I've tried the various answers so far here:
- Combining IRanges objects and maintaining mcols
- Find all date ranges for overlapping start and end dates in R
- Find groups of overlapping intervals with data.table
- Finding all overlaps in one iteration of foverlap in R's data.table
- Find dates within a period interval by group
- R Find overlap among time periods
- Detect overlapping dates by group with R
Some work but are not very performant for very large datasets (8m-12m rows)
Just some sample code of what I've been trying:
library(tidyverse)
library(data.table)
size = 10000
df <- data.frame(
ID = sample(1:round(size / 5, 0)),
period = sample(c(5,10,30,45), size, replace = TRUE),
start = sample(seq(
as.Date('1999/01/01'), as.Date('2000/01/01'), by = "day"
), size, replace = TRUE)
) %>% mutate(end = start + period)
dt <-
data.table(df, key = c("start", "end"))[, `:=`(row = 1:nrow(df))]
overlapping <-
unique(foverlaps(dt, dt)[ID == i.ID & row != i.row, ID])
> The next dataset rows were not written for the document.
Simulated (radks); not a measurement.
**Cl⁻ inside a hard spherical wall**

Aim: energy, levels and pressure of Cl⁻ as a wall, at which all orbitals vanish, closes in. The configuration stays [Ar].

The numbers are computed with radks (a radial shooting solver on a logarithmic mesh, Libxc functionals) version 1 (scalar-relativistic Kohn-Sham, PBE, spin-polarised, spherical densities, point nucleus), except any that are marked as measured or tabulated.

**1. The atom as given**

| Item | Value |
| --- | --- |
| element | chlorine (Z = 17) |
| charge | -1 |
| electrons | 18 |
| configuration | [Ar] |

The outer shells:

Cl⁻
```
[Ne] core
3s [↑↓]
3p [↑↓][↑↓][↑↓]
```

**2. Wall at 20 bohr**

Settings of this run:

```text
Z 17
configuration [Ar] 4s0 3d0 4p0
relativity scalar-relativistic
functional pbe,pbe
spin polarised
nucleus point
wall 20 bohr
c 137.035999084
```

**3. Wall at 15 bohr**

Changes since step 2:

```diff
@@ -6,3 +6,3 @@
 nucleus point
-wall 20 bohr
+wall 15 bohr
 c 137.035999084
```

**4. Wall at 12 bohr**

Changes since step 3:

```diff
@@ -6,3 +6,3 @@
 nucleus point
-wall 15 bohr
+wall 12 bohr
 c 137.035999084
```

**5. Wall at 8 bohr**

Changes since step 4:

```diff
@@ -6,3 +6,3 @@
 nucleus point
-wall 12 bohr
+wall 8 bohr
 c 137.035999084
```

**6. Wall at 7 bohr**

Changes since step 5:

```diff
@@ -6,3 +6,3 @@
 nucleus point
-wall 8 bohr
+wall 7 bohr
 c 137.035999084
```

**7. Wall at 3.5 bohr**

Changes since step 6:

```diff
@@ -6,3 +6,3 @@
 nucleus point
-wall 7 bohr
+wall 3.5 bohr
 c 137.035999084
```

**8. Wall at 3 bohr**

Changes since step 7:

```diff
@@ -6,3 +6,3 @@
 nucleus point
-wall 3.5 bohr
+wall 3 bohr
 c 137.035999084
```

dt[, `:=`(Overlap = FALSE)][ID %in% overlapping, Overlap :=
TRUE][order(ID, start)] %>%
distinct(ID,Overlap) %>%
count(Overlap) %>%
mutate(freq = n/sum(n))
This one works fine but if the dataset gets bigger it's either slow or there is a negative vector error:
Error in foverlaps(dt, dt) : negative length vectors are not allowed
Is there a better way?